Re: Scalability and benchmarks

2010-07-01 Thread Les Mikesell

On 7/1/2010 9:37 AM, dormando wrote:


Given the title, the overtly academic content, and the lack of serious
discussion as to the application of such knowledge, we end up with stupid
threads like this. Imagine how many people are just walking away with that
poor idea of holy shit I should use REDIS^WCassandra^Wetc because
memcached doesn't scale! - without anyone to inform them that redis isn't
even multithreaded and cassandra apparently sucks at scaling down. Google
is absolutely loaded with people benchmarking various shit vs memcached
and declaring that memcached is slower, despite the issue being in the
*client software* or even the benchmark itself.

People can't understand the difference! Please don't confuse them more!
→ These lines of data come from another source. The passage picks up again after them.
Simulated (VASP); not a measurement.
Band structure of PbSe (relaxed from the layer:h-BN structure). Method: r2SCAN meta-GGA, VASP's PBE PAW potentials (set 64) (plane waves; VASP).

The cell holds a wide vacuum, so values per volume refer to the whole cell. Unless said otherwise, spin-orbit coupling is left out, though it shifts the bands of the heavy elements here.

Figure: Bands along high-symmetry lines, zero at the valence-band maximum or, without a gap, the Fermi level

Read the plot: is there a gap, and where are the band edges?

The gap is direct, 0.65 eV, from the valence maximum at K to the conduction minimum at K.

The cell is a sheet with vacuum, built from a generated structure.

There are *many* more interesting topics with scalability gotchas, like
the memory reallocation problem that we're working on.


I have the cache spread across about 20 servers per site, with the 
servers also doing some other work, and could add more if the 
performance of a single server ever becomes an issue.  The question I 
find more interesting and probably a lot harder to nail down is what 
kind of performance impact will it have if one or a few of the servers 
go down at a busy time.  Ignoring the impact on the origin servers, how 
long does it typically take a client to figure out that a server is gone 
and what happens if it is supposed to be fielding 100k requests/second 
at the time?  And do all the different clients rebalance in the same way 
once they notice a configured server is dead?


In real-world situations I think the client performance is much more 
important than the server, especially since in this case it has to deal 
with the load balancing and failover logic - and you can just add more 
servers if you need them.


--
  Les Mikesell
   lesmikes...@gmail.com


Re: Scalability and benchmarks

2010-06-30 Thread dormando
 I've seen some FUD from people claiming that memcached doesn't scale
 very well on multiple CPUs, which surprised me.

 Is there an accepted benchmark we can use to examine performance in more
 detail?

 Does anybody have any testing results in that area?

While we don't have a standard set of benchmarks yet, we do test it,
people have tested it, and it's routinely heavily hammered in production
all over the place, including several top 10 websites.

The FUD is easy enough to dispell: just squint at their numbers a little
bit and think it through carefully.

Most of these are saying that you hit a wall scaling memcached past,
say, 300,000 requests per second on a single box. (though I think with the
latest 1.4 it's easier to hit 500,000+). Remember that 300,000 requests
per second at 1k per request is over 2.5 gigabits of outbound alone.

If your requests are much smaller than that, you might skid in under
1gbps. For sanity's sake though, take a realistic look at how many
requests per second you actually hit memcached with. 100,000+ per second
per box is unlikely but sometimes happens, and works fine.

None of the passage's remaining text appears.